After Mr Roberts’ death the headship was offered to John Cragg (who incidentally was the son of an earlier headteacher during my father’s time at the school). I think it is fair to say we all had a healthy respect for Mr Cragg and we were wary of him, but he often read us stories in the upper juniors. Two that I can recall are The Coral Island and Children of the New Forest. There is no doubt that Mr Cragg was an outstandingly good storyteller and I can imagine that he had been a very effective teacher. Then there was the strange business of a large, blue apparatus which we watched being installed at the edge of the playground but was never completed – probably due to safety concerns. I can also recall, presumably in 1970, thus celebrating the centenary of the 1870 ‘Forster’ act which heralded the start of state education in England, the junior children dressing up in Victorian costume and making a short film.

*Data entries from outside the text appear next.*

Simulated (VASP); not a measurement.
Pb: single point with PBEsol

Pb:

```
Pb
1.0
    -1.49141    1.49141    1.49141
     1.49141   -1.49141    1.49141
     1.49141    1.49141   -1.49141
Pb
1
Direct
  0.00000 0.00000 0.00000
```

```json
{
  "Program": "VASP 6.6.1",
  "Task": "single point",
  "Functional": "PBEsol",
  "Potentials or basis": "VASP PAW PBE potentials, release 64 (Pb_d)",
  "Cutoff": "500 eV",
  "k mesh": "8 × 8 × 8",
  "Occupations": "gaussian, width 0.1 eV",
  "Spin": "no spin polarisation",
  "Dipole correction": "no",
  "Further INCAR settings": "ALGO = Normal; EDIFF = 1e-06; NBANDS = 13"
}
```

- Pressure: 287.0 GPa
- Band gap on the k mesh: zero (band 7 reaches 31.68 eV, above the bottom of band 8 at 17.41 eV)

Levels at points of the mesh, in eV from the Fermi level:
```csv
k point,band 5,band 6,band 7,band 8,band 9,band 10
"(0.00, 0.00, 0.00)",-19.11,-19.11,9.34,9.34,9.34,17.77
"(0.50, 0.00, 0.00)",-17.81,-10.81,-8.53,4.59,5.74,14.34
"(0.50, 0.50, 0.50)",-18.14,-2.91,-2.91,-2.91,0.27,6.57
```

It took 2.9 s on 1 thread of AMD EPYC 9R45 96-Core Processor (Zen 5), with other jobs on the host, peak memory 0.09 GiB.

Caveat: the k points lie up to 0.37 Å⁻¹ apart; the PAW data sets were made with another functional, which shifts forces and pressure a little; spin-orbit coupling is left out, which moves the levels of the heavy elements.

Overall, I had a fabulous time at High Legh school. The school dinners were consistently excellent compared with the mush that is served in schools these days; a great favourite was cheese and onion pie (quiche by any other name), chips and baked beans. We had great Christmases including a show, usually performed by a magician, a party in the hall, and presents provided by the PTA. I usually asked for a Ladybird book and I still have them. There was also, I now appreciate, a real family feel with the caretaker and support staff all from the local community.
I will finish my memories by outlining the excellence of the school trips, which was one truly defining aspects of High Legh during my time. In the infants we invariably went to Chester Zoo, but in the juniors, there was an exponential explosion of ambition. In 1971 we went to Slimbridge, where I remember someone saying, ‘there’s Peter Scott’, and then onto Longleat Safari Park. How on Earth did we do this in one day? In 1972 we had a trip to London, which was fairly whistle-stop, but I do recall eating my sandwiches with the Jackson family in (probably) Green Park. In 1973 the coup de grace was a trip, by ‘plane from Manchester airport, to Edinburgh. It was the first time I had flown and a simply wonderful experience. The final trip, in 1974, was to York. This time my brother and parents made the trip, so it was a true family event, and we stopped off at Mother Shipton’s Cave in Knaresborough on the way back.
1974 was not the end of my relationship with the school. My three younger siblings continued at the school until my youngest sister Sarah left in 1980. In 1991-2, in preparation for teacher training, I volunteered for one day a week at the school, usually in Mrs Leather’s year 2 class, and it very much felt like home. This was during Mr Skelland’s time as head, and I even did a few days supply work in the autumn of 1994 before starting my first teaching post in Oxfordshire.
When I look at the final class photo there is a certain elegiac quality as I reflect on the distance of time and the people I have lost touch with. There was something like the scattering of seeds in the wind as we split into different schools - Lymm Grammar, Lymm Secondary Modern, Knutsford High and Altrincham Grammar in one case. Several families took the opportunity to move, and I never saw them again, including my best friend for several years, Graham Wills, who moved back to Lincoln. There was also the tragedy of Christopher Sephton who died in September 1974. High Legh will never be my home again, this I know, but it will always be my ‘space’ and forever in my thoughts.